If the great Scott Fitzgerald were to have walked into the grand plenary hall of the Durban climate conference in 2011 to announce once again, “show me a hero and I will write you a tragedy,” all fingers would have pointed to the tiny Indian contingent in the room. There, Fitzgerald would have caught a glimpse of the feisty Jayanthi Natarajan, Union Minister for Environment and Forests, holding the fort against attempts by developed countries to impose binding emission cuts on the global South. The “greatest tragedy of all time,” Ms Natarajan would herself acknowledge, would be for negotiators to abandon the principles of equity and Common But Differentiated Responsibilities (CBDR). Two years later, this tragedy is imminent — only India’s heroism remains.

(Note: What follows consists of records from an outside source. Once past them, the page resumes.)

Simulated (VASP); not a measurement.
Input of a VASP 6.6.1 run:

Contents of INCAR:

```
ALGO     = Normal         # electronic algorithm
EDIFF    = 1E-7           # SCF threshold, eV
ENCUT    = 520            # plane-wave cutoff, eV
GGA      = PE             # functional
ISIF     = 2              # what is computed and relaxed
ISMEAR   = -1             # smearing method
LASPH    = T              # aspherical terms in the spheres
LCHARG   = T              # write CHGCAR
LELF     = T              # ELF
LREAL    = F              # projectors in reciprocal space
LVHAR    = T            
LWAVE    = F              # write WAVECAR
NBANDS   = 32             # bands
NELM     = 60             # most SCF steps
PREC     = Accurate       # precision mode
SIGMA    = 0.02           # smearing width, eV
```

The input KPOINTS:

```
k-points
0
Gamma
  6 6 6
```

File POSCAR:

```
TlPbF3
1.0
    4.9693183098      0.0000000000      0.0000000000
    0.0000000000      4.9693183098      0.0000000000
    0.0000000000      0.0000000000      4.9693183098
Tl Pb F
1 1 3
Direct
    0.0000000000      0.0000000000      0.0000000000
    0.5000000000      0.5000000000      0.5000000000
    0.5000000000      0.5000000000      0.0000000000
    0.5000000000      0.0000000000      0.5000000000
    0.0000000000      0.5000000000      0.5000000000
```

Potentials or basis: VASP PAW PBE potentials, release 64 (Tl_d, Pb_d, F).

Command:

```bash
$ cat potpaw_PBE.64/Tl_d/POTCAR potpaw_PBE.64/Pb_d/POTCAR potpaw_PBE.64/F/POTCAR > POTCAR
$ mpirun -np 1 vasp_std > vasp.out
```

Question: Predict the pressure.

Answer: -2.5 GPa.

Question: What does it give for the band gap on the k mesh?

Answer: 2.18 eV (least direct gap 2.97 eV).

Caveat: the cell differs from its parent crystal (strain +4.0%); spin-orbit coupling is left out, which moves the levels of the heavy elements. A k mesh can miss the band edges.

The first signs of this tragic denouement were visible a few minutes after the Durban plenary closed. Negotiators from the European Union, the United States and the BASIC (Brazil, South Africa, India and China) countries simply huddled together and struck a deal to negotiate an international agreement with legal force on, inter alia, emission cuts by 2015. In this arrangement, known now as the ‘Durban Platform,’ equity and CBDR principles struggled to find relevance. India somehow claimed victory in helping resuscitate the Kyoto Protocol — a treaty rendered worthless without its engagement with the world’s largest carbon emitters, China and the U.S. Throw in a vacuous institution like the Green Climate Fund to save face, and India’s message was clear: we will live to fight another day.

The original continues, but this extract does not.